Alternatively, if you want originality in a real-world setting, you can build on a reference. If a character is bewildered by the speed of incoming information they could say, “There’s 25 hours of news a day on the TV.” And if that character’s snarky child wanted to tell them how fast information is actually transferred nowadays, they could retort, “It’s more like 25 hours of news a second.” Besides being accurate, the new phrase highlights the difference in perspectives and knowledge of different generations towards modern media. It says that you’re not behind on the news if you turn away from the screen but you’re behind from the moment you were able to perceive light and sound.

One thing I’ve always liked about Disney films is their incorporation of the real world into their universes. There’s a great Easter egg in Zootopia which references other Disney movies with bootleg DVDs of Pig Hero Six and Meowana. A simple twist on a name can be wonderful for a light-hearted story.

On the slyer side, The Lion King shows Scar in discourse with a skull as a nod to the play Hamlet for which it’s based. With as tight a script as most Disney movies have, their references must have significance to justify their existence.
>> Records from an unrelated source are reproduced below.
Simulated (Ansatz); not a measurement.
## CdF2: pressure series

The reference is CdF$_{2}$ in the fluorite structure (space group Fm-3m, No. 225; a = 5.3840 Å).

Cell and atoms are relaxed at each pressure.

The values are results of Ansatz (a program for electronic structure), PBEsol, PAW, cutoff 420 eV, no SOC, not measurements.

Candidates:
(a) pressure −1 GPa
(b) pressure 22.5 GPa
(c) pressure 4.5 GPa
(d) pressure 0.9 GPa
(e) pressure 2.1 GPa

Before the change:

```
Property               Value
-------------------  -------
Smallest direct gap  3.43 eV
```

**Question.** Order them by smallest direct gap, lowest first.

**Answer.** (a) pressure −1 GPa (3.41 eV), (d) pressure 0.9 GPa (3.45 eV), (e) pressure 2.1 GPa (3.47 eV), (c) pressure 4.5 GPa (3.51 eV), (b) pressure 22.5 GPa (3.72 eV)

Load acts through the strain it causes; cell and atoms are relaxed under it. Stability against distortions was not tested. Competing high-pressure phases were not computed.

Most of the time, the purpose for including a reference revolves around the character making the reference. These often reveal character like when someone refers to themselves with mention of another person. “I want to fly like Jordan,” shows who the character looks up to, hints at their interests, and suggests the scope of what they wish to achieve.

A character could get the reference wrong and show their lack of intelligence. They could make an outdated reference no one around them understands revealing their age and inability to connect with the youth. A freshly dethawed Captain America would be a prime example of this conflict. A slummy, hard-boiled character whose worldview has been narrowed by their traumatized upbringing might surmise, “The point of The Boy Who Cried Wolf is don’t get caught without a burner.”

And if you want a reference to land, consider the person delivering it. Most references are so commonplace (to the author) that they get misused due to that normalization. An office-worker my have more papers in their inbox than they can handle but if they were born and raised in Florida all their lives they’re less likely to say, “I’m snowed under.” Remember who’s speaking.

Most of these examples have been in the context of being delivered by characters through dialog and with stories of their own. Reason being, there’s a great leap between these users and when a narrator gives the same references.

An old character spouting an outdated reference and expecting a laugh from the other characters nearby can be humorous. A writer spouting the same and expecting a laugh from the audience is pathetic and shatters the fourth wall that you were possibly enjoying yourself.

Don’t forget the core of writing is communication. If no one can understand the point you’re trying to make because the shorthand used to explain the conflict drew a blank in their mind, then you haven’t communicated your point.

“The bandits are deep in those mountains; their home turf. Finding them’ll be like finding a needle in a haystack. But we can’t let them escape today and come back tomorrow to overrun the village.”

Sure it’s a cliché (or two) but the central conflict for an entire act or story is summed up in three sentences.

It’s better than:

“The Hititats have stowed themselves deeper than voles in those peaks. Observing betwixt the seams of a fine silk, that’s how grim our quest must be endured. Still, them springing like conifers out their mounds into our lands is inexcusable.”

I’m being hyperbolic with this example but there are some people who take references that seriously. I once came across a publishing house which expressly stated in their submission advice to avoid too specific references with the editor stating, “No one cares about how the rug really tied the room together.”

My heart is with that editor. A reference to something I like won’t make me care about the thing referencing it. Ready Player One is probably the best example of this from the stance that without its likeable protagonist the story would’ve died a death.

As a whole, references are a great way to improve a story’s economy of words, convey emotions, stakes, characteristics, personalities, draw allusions, build tension with dramatic irony, and good for the nice old-fashioned joke.

Like any element of a story, a bit of forethought and review reveals the place of a reference in your story. Where it has the greatest impact and interweaves seamlessly into the fabric.